Re: List corruption on epoll_ctl(EPOLL_CTL_DEL) an AF_UNIX socket

From: Mathias Krause
Date: Wed Sep 30 2015 - 01:54:39 EST


On 29 September 2015 at 21:09, Jason Baron <jbaron@xxxxxxxxxx> wrote:
> However, if we call connect on socket 's', to connect to a new socket 'o2', we
> drop the reference on the original socket 'o'. Thus, we can now close socket
> 'o' without unregistering from epoll. Then, when we either close the ep
> or unregister 'o', we end up with this list corruption. Thus, this is not a
> race per se, but can be triggered sequentially.

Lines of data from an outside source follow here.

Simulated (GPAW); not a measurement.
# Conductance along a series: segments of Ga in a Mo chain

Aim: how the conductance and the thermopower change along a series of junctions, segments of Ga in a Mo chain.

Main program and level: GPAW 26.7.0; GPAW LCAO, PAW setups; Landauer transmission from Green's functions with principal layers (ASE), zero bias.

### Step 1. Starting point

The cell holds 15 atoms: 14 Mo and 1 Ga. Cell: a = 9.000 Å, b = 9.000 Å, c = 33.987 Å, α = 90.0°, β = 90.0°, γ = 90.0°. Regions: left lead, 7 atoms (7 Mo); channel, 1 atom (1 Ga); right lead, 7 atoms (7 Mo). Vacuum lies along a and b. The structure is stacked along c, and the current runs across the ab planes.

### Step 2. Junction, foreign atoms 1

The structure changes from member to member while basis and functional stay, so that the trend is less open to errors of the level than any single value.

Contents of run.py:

Sounds profound, but the reproducers calls connect only once per
socket. So there is no "connect to a new socket", no?
But w/e, see below.

> Linus explains the general case in the context the signalfd stuff here:
> https://lkml.org/lkml/2013/10/14/634

I also found that posting while looking for similar bug reports. Also
found that one: https://lkml.org/lkml/2014/5/15/532

> So this may be the case that we've been chasing here for a while...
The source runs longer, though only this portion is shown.